When you’re selling a property, you want to be aware of all the financial implications that doing so might mean for you. This includes capital gains tax or CGT. Plan right, and you could reduce the amount that you’ll have to pay, and in some cases, you may be able to avoid paying it.
CGT is paid on the money that you make when selling an asset, such as a property. The capital gain, or, in some cases, the capital loss, is the amount between the price you paid for the property and what you sold it for. It doesn’t include any fees that you may have paid when purchasing the property. What this means for you is that if you sold the property for more than you paid for it, you have made a gain, and if you’ve sold it for less, you’ve made a loss.
Below is a guide to avoiding capital gains tax. Of course, you should always seek professional advice for your circumstances, but this is a useful starting point.
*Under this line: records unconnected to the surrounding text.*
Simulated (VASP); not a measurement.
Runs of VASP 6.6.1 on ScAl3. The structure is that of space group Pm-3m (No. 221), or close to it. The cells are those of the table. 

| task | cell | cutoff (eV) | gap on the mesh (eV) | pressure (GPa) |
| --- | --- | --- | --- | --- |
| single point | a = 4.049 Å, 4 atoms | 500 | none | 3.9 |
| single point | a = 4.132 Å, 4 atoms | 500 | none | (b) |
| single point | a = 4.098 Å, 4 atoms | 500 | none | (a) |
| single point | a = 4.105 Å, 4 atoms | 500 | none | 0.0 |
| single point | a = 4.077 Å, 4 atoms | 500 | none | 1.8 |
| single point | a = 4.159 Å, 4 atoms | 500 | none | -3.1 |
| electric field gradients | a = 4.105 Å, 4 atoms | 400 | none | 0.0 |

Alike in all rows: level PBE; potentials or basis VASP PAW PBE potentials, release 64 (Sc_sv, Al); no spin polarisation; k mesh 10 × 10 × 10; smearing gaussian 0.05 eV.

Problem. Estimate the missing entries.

Do you always have to pay CGT?
The good news is that you don’t always have to pay Capital Gains Tax. If the property is your main home, then you won’t have to pay it.
It also won’t apply if you bought your property before 20th September 1985. However, improvement works, such as major renovations or extensions, could be considered an asset and may, therefore, be subject to CGT.
Small businesses may not need to pay CGT if the property is used for business. The taxpayer will also have to go through various tests to see if they are eligible not to pay.
How can you avoid paying it or reducing it?
There are ways to avoid paying CGT; one of them we have already discussed, which is when the property is your main home.
As well as this, you can avoid it with the temporary absence rule. This is where you buy the property to be your main home and act as though the property is your main home. You can still rent out your property for up to six years. Before the six years is up, you would have to move back in before renting it out again or selling it so that it could be counted as your main residence.
You can also use a property asset as a future pension. By doing this, your CGT would be 10%, which is lower than a lot of tax rates.
Timing can also play a part in how much CGT you will be paying. For example, if you are paying lower marginal tax rates because your income is lower, you will also have to pay less CGT. In this case, if you’re expecting a pay rise at work, you might be better off selling your property first.
You will get a 50% discount in CGT if you have owned a property for more than 12 months, so it could work out to hold off selling, especially if you have renovated to increase the value of the property.
Seeking professional advice for your circumstances can help you to get the best results for your situation and give you more information about the methods above.